For someone who has never bothered learning to drive (this is actually a very good thing for the safety of the world), I do have quite a thing for the aesthetics of muscle cars.
Indeed, if I were to win a very large amount on the lottery, I would buy the old Stan Cash furniture tin shed in Maidstone and turn it into Zanatta’s Museum of Bogan Cars: 1970s Valiants, Holden Monaros, Toranas and Kingswoods, Ford Falcons, and lots of Kingswood panel vans. Lots of panel vans. All painstaking restored and artfully painted in gaudy colours – lime green, bright orange, purple.
But, given I am more likely to get struck by lightning than to win the lottery, my dream of a bogan car museum will remain unfulfilled. Instead, I can just appreciate the cars I see around town.
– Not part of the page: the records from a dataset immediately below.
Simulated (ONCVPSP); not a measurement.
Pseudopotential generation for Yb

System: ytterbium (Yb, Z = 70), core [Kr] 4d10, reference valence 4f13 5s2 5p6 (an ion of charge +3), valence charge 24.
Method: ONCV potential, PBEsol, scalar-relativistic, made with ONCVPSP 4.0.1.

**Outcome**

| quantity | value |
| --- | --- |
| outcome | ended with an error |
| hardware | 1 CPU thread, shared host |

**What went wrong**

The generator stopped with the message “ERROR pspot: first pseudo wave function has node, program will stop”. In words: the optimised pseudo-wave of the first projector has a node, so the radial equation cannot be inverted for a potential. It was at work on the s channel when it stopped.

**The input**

Now that Holden have abandoned the Commodore in favour of more anaemic models, and Ford no longer offer the Falcon, most newish cars I see around the place are some sort of hybrid between a hatchback, an SUV, and a station wagon. They seem to have the side profile of Sonic the Hedgehog. Maybe they are very practical, but they are not very pleasing on the eye.
But what I have noticed is that there are quite a lot of Ford Mustangs out there on the road these days. A couple of years ago, they would not have been seen at all, but now, I see at least one per day, usually jet black or fire engine red (side note – I once was going to paint my toilet fire engine red – that would have been quite the cure for constipation!), or milky white (why oh why?). Mostly new models, although I have seen the occasional classic model from the heyday of the muscle car 50 years ago.
Why is this so? I suppose there is a microeconomic explanation. Part of it has to do with the demise of Holden Commodores and Ford Falcons, the type of car that most men will want to drive (my brother is a Holden man through and through, and has been reduced to getting a Calais now, after decades of Kingswoods and Commodores). With no more powerful Commodores and Falcons rolling out, the Mustang looks more and more like a mainstream choice, rather than a luxury self-indulgence.
The other part has to do with the affordability of other big ticket items. A new Mustang starts at $50,000 and can range as far up as $75,000. Median house prices currently are around $750,000 in Melbourne, about 10 times the average full time wage. That means that what once would have been a house deposit is now only half a house deposit. People are giving up on the idea of buying a home any time soon and deciding to enjoy themselves. High end restaurants, overseas holidays, and luxury cars (I see a lot more Mercedes, BMWs and Audis on the road these days too, and I drool when I see a Maserati or a Jaguar, even though I know that the people who drive these latter two cars tend to be utter tossers).
Hence the resurgence of the Mustang.
[Sadly not for me, the non-driver. And when they do introduce driverless cars, I will get myself an electric powered ute or SUV, and get it to drive me around rural wineries. That is me living the dream.]